Its an election year and the National Rifle Association wants to know where candidates stand on the issue nearest and dearest to its heart: guns.
While this is not surprising, the NRA has sent surveys and graded candidates for years on their position with respect to firearms, what caught some Sunshine State residents off guard is which candidates received questionnaires this year.
That is, for the first time ever the NRA sent surveys to Florida sheriffs, querying them on hot topics such as ‘open carry’ and the state’s controversial ‘Stand Your Ground’ law.
One of the 14 questions reads:
Do you agree that no victim of crime should be required to surrender his life, health…or property to a criminal, nor should a victim be required to retreat in the face of an attack from any place he or she has a right to be?
a.__yes, i believe… “stand your ground” is appropriate and victims have right to fight back without a duty to retreat.
b.___no, i oppose …”stand your ground” and believe victims should surrender to criminals or retreat to avoid fighting back.”
Although his organization has yet to take an official position on the survey, Executive Director of the Florida Sheriffs Association Steve Casey is crying foul.
“This is definitely a political tool,” he told The Palm Beach Post. “This is not your standard survey. This is a tool they plan to use to sway the election towards one candidate over another based on the things they were asking. They’re telling you what their agenda is on the survey and what your answers should be. It potentially could affect the primary and the general election.”
The survey erroneously creates two kinds of sheriffs, Casey added: “pro-gun” sheriffs and “anti-gun.” But he says they are neither. “They’re pro-public safety,” he said.
In other words, the questions create a kind of false dilemma, allowing zero room for nuanced answers or positions.
But the NRA’s Florida lobbyist, Marion Hammer, sees no problem with the way the questions are worded.
“Candidate questionnaires are traditionally how most organizations find out where candidates stand on issues that are important to their members,” she told the Post.

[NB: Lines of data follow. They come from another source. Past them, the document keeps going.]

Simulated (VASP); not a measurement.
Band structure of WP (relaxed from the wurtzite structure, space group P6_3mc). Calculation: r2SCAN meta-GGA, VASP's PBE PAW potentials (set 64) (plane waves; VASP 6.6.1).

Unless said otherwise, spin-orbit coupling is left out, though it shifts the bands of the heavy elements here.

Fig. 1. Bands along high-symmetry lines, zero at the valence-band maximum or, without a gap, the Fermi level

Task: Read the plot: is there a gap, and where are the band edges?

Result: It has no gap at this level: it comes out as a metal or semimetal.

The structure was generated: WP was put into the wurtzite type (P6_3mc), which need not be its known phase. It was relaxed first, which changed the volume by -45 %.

“This is an educational process,” she continued. “Voters have a right and a responsibility to know who they are voting for. I’m not apologetic if that offends the Florida Sheriffs Association and anti-gun sheriffs.”
On its website, the NRA-ILA went one step further and explained that the questions were designed to be challenging.
“Just because some sheriffs are uncomfortable answering some of the questions and don’t like the options for answers, is exactly why it is framed the way it is,” the website states.
Adding that “The questionnaire seeks the truth, and no one can claim they didn’t understand the question, the issue or the options for answers. The questionnaire does not allow anyone to skirt the truth.”
It concludes with this very cogent point, “Make no mistake, sheriffs are politicians. They ask for money and votes. Voters have a right to know where they stand on issues that are important to them before they give either.”
Roughly half of Florida’s 66 elected sheriffs are running for reelection this fall. An endorsement from the NRA could make all the difference in these cash-strapped county elections, especially because Florida is a pro-gun state with thousands of active and enthusiastic NRA members.
Ms. Hammer said once the surveys are collected, they will be reviewed, each sheriff will be given a grade, and then “we will let our people know.”
— In 2005, the Florida Legislature codified common law into statutory law and passed “Castle Doctrine/Stand Your Ground” legislation to protect the rights of victims. Now, anti-gun agitators, who oppose self-defense, are working to destroy the freedom and rights of innocent victims in favor of protecting criminals.
Do you agree that no victim of crime should be required to surrender his life, health, safety, personal dignity, autonomy, or property to a criminal, nor should a victim be required to retreat in the face of attack from any place he or she has a right to be?
a. ___ Yes, I believe the “Castle Doctrine/Stand Your Ground” is appropriate and victims have a right to fight back without a duty to retreat.
b. ___ No, I oppose the “Castle Doctrine/Stand Your Ground” and believe victims should surrender to criminals or retreat to avoid fighting back.
— It is a growing practice of some sheriffs and their deputies to travel to Tallahassee during legislative session to lobby against Second Amendment issues and the rights of law-abiding gun owners. Some even make those trips using official vehicles, while officially on duty and lobby in their official uniforms.
A. Do you believe it is appropriate for a sheriff to lobby or use deputies and/or their deputies to lobby against the Second Amendment rights of the law-abiding citizens they are sworn to serve?
a. ___ No, I would not do it and I would not allow it.
b. ___ Yes, I think it’s appropriate.
B. Do you believe it is appropriate for a sheriff or any of his deputies or employees to lobby on issues against the constitutional rights of law-abiding firearms owners , in the name of the Sheriff, Sheriffs department or any Organization or Association in any official law enforcement capacity.
a. ___ No, I would not allow it. Our duty is to respect and serve our community and uphold the law and the Constitution.
b. ___Yes, I would allow it if it makes things more convenient for law enforcement.
— During the 2011 legislative session, legislation was introduced to protect concealed weapons/firearms (CW) license holders against harassment, persecution and prosecution, if — in the course of carrying concealed — a firearm was accidentally, inadvertently or unintentionally exposed to public view or if the imprint of a firearm was recognized by a law enforcement officer.
The legislation was opposed by anti-gun Sheriffs, so the legislation was modified to protect CW license holders if a firearm was briefly exposed, with a caveat that if the harassment continued, new legislation would be pursued. Unfortunately, the harassment and prosecutions continue and the definition of “briefly” is in dispute.
Do you support allowing law-abiding persons licensed by the state to carry a concealed firearm to also carry openly?
a. ___ Yes, I support open carry by CW license holders as a means to stop harassment by those anti-gun law enforcement officers.
b. ___ No, I oppose open carry by CW license holders.